Personalities matter in politics. Within Iraq, politics can be a full contact sport, and personal animosities run deep. If political crises seem to be getting more acute in Iraq, it may be because the two Iraqi politicians who most often served as mediators are no longer on the scene. For years, Jalal Talabani, a Kurdish politician-turned-Iraqi president would meet and negotiate with almost anyone. Talabani was a fluent Persian, Kurdish, Arabic, and English speaker and had a gregarious personality. In 2012, however, a stroke incapacitated him. Despite a long convalescence in Germany, he never recovered. He has returned to Iraq but has trouble speaking and moving, and he may be incapacitated in other ways as well.
Then, there was Ahmad Chalabi, who passed away last November. Scapegoat for U.S. intelligence failure and vilified within U.S. policy circles more for domestic American political reasons than reality, he never gained the popularity he hoped among the Iraqi electorate but still maintained an indispensable role, not only for his technocratic understanding of Iraq’s economy but also because he was the one individual who could talk to all factions within Iraq. Whenever a political impasse loomed inside Iraq, it was often Chalabi to whom factional leaders would quietly turn. Those in U.S. policy circles and the military who sought to cut him off did themselves more harm than they did to Chalabi. Ignoring Chalabi was to shut off insight into the reality of Iraq and the backroom political negotiations that define its political culture.

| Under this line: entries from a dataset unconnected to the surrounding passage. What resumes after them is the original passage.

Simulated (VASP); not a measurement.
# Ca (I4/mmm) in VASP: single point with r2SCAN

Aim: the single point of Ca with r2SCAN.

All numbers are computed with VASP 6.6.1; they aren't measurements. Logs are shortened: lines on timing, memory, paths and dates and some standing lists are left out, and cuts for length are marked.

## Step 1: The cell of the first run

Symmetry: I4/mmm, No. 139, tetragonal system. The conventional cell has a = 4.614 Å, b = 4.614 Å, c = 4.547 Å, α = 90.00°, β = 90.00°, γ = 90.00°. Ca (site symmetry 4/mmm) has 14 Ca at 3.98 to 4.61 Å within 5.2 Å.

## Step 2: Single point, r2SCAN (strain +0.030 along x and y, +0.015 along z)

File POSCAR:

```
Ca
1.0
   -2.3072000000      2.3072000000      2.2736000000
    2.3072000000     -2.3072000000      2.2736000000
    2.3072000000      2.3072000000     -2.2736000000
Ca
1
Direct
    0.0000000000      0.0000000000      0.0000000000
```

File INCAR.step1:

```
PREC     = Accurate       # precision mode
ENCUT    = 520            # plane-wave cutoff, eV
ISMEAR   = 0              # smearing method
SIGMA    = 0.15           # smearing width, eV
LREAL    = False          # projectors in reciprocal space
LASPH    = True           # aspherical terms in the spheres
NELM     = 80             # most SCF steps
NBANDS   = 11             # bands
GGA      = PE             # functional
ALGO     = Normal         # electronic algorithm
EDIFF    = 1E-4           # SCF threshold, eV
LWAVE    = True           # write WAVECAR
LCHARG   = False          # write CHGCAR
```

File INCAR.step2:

Did Chalabi pivot and turn during his political career? Certainly (as did some of his fiercest critics both on questions of Iraq and Iran). Chalabi was a political survivor. Was he an Iranian agent? No, although he advocated dialogue. Did he meet with unsavory Iranian officials who had blood on their hands? Absolutely, as did Jalal Talabani and Masoud Barzani, whom U.S. officials dealt with and partner with regularly. Was he corrupt? Some in his entourage certainly were, and their misdeeds tarnished a man whose greater fault may have been not to crack down. Regardless, it is notable that it was Chalabi’s cousin and U.S. military and CIA darling Ayad Allawi whose name showed up in the Panama papers. But, whatever Chalabi’s faults, he was a problem solver at a level above his peers.
There may still be a solution to the current impasse, and Iraqis might stumble toward it—even as garbage piles up from unpaid municipal bills and polarization grows. But for a decade or more, American diplomats and officials wished Chalabi away. As the current crisis worsens, they may finally see what even Chalabi’s Iraqi detractors understood: He was repeatedly in his career the finger in the dike preventing a deluge of political chaos.